Lusitanian Ghosts will release their self-titled album on June 8. “Past Laurels” is from this forthcoming release. The band, or more properly, collective, is made up of Neil Leyton (vocals, acoustic, guitar, bass), Micke Ghost (electric guitar, Amarantina), Joao Sousa (drums), Vasco Ribeiro Casais (Braguesa, Nyckelharpa), O Gajo (Campanica), Abel Beja (Terceirense), and Guillermo de Llera.
What sets the collective apart is their use of Portuguese traditional chordophone guitars, instruments descended from the European Cittern. The collective’s name – Lusitanian Ghosts – refers to the chordophones, which almost vanished through neglect.
The collective was founded by Leyton, a Portuguese-Canadian singer/guitarist. He played in The Conscience Pilate, with the glam rock group Dogs D’Amour, Crash Kelly, and Galore. In 2006, he released an album entitled The Betrayal of the Self; in 2008, he released a fans-only album called Metacognitive Apperceptions.
“Past Laurels” opens with delicate strumming guitars, followed by a potent alt-rock groove evoking apparitions of Led Zeppelin. Leyton’s voice carries the same expansive energy, the muscular timbres, and brisk bark of Robert Plant. He doesn’t sound like Plant, but the sonic discharge and sizzling electricity inherent in his voice is the same.

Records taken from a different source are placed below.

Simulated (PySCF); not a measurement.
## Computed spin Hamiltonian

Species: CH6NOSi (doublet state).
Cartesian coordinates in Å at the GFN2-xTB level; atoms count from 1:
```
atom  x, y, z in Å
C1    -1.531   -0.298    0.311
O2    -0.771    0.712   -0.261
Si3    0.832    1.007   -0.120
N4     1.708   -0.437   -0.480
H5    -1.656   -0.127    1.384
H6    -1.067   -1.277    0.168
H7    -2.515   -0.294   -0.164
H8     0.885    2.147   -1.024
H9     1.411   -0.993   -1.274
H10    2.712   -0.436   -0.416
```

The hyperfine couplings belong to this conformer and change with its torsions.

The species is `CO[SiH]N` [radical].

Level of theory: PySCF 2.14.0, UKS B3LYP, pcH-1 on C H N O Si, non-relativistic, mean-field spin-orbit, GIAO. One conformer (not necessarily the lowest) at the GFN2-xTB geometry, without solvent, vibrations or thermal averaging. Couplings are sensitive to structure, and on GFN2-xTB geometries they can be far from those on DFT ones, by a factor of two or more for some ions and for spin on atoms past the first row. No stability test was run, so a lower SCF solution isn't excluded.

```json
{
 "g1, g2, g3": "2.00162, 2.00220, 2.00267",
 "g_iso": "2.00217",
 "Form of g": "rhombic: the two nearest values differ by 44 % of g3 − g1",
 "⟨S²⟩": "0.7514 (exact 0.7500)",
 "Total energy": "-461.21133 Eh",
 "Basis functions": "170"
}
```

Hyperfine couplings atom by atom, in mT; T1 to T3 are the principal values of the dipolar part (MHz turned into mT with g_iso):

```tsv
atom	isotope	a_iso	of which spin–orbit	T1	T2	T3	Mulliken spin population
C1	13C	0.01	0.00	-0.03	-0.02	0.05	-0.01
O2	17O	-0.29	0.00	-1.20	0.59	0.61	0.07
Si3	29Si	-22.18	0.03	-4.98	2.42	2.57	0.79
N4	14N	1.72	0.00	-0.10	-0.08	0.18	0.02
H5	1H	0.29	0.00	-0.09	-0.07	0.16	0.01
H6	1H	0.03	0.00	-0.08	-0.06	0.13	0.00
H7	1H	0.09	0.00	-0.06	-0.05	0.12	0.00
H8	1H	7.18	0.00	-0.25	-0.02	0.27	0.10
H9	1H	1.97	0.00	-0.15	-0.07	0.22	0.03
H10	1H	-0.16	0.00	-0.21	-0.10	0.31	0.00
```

When the music ramps up, the rhythm pulsates with dynamic force while the textures of the guitars meld into a differentiated wall of sound that’s brilliantly dazzling. It almost as if three lead guitars are mirroring each other in a type of variegated antiphony. It sizzles with harmonic flavors kicking out embers of sonic sparks.
“Past Laurels” is indubitably excellent. Leyton’s voice radiates tumescent passion as the music builds, pauses, and then mousses up to actinic levels. This is a great song! If the rest of the album is half as good, it promises to be one of the best of the year.